Jeep Gladiator - More Than Just Good Looking On The Outside
When you’re putting vehicle on the road as anticipated as the Gladiator is there needs to be a nod to the past and elevation to modern comfort and convenience. The 2020 Jeep Gladiator is Jeep’s first pickup offering in 27 years and there are a lot of eyes on it.
During a recent media-preview in Sacramento, CA., I tested several 2020 Gladiators, the latest midsize pickup to join one of the hottest segments of the truck/SUV market.
Rising to the competition
The opponents in this segment are tough with Gladiator battling the established Chevrolet Colorado / GMC Canyon twins, the popular Toyota Tacoma, Ford’s re-launched Ranger and the Honda Ridgeline for market share.
The 2020 Jeep Gladiator benefits from the experience the Ram brand has pioneered. Currently, I feel that Rams of any size 1500, 2,500 and the big-dog 3500, which I just tested, have the best designed interiors in the full-size segment. I base this claim on functionality, usability, comfort and aesthetics. Sure, some competitive trucks have individual advantages, but overall a Ram pickup has the interior I would want if I was buying a truck. FCA leaned heavily on its Ram research and the designers to craft the Gladiator’s insides.
Gladiator goes into battle with heritage interior
When designing the interior, Jeep went with a look that borrows a touch of the Wrangler but reaches back to Jeeps of the past. The two greatest influences on the Gladiator’s front passenger/dash area design can be traced to the original 1941 Willys and the civilian CJ5 of 1954 vintage.
While at the media event I was able to try-on several Gladiator models and climbed in several Jeeps in different states of dress. The 2020 interior is about the basics-meaning what you need for comfort, information and off-roading. Ok, there’s no hiding the fact that FCA leaned heavily on the Wrangler for front end parts. And like the Wrangler, the Gladiator’s windshield folds forward and flat to let the wind (and bugs) inside. A manual, convertible roof is standard, and a removable composite roof, with removable panels is optional. With the windshield folded flat, the roof peeled back and the doors off, the Gladiator is at its rawest state.

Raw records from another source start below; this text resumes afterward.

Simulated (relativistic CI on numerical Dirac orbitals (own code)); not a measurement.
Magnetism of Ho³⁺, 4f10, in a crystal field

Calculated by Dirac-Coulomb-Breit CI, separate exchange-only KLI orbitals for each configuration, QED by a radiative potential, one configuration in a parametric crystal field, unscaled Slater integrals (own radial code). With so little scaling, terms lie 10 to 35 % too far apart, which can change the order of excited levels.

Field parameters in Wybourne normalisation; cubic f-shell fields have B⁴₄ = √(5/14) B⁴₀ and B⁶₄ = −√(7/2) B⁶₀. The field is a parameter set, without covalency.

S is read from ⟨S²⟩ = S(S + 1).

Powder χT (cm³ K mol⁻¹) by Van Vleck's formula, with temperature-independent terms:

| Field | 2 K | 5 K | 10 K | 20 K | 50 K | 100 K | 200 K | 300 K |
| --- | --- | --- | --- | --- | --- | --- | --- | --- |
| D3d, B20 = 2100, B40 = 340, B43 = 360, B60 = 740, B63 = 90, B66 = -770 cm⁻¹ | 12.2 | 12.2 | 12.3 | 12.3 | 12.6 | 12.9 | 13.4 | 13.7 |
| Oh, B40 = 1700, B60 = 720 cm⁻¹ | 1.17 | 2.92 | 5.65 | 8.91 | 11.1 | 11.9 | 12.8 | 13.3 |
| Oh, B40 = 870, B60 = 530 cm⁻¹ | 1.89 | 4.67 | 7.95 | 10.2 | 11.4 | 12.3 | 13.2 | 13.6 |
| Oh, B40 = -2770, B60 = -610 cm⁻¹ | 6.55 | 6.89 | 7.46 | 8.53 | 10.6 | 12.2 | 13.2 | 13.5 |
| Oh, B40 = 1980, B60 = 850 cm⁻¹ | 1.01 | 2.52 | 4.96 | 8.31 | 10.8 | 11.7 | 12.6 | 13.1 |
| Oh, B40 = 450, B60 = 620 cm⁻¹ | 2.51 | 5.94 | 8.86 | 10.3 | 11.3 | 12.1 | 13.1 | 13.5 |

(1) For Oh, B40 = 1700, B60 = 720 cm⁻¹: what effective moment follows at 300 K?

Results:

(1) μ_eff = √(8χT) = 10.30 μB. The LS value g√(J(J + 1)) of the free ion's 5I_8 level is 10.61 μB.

The second-row seats were redesigned with plenty of storage options. The second-row folds down for storage and you can lift up the seat bottoms to stash gear below. There are optional, lockable floor bins, and the seatbacks can be locked to secure goods items behind them.
With the lockable storage you can secure items from all but the most persistent critters on four or two legs.
The Gladiator is in great company as its interior was just honored by industry publication WardsAuto as one of the Top 10 Interiors of the Year. For nearly a decade, the Wards 10 Best Interiors list recognizes outstanding achievement in aesthetics, comfort, ergonomics, materials usage, fit-and-finish and user-friendliness of displays and controls. The Gladiator was one of four SUV/Crossovers that made it into the top 10 with the eventual winner being a Bentley.
A bit of History
If you’ve ever seen or sat in one of the earliest MB military Jeeps “hard, functional” are the best words to describe it. The dash design was basically a flat piece of steel with just a few holes punched in it to hold some vital gauges. The 1941 Willys MB actually had fob-free push-button start on the floor (no keys) and there were no gear/storage box areas in the dash. The steering wheel was a hard, three spoke steel thinly padded unit that froze hands in cold weather and seared them in hot climates. Seating was constructed of thin steel frames with thin padding and canvas-like covering. Wipers were operated manually and between the seats there was a center hand-brake.
The earliest ancestors of truck-Jeeps that preceded the Gladiator were basically heavy-duty 1-ton models. The 1954 models were especially important as they were some of the first civilized models that began to address passenger comfort with better seating, more driver information and nicer materials used.
Later, in 1981 they introduced the Scrambler - CJ-8 and even President Ronald Regan owned one on his California ranch.
Thankfully, today’s Wrangler/Gladiator has most of the comforts of a midsize sedan (that has 4WD and could drive up a mountain), but can handle the shaking/bouncing/rattling of rigorous off-roading. Additionally, like the Wrangler, you can hose out the Gladiator’s interior if you take some sensible precautions. So, even with all this throwback - you won’t hear Jeep say its “retro”, but how can you bail on the military beginnings?
In mid-1941 Willys started producing Jeeps in its Toledo, Ohio assembly plant, and Jeeps have been manufactured there ever since – now Gladiator is produced there as well.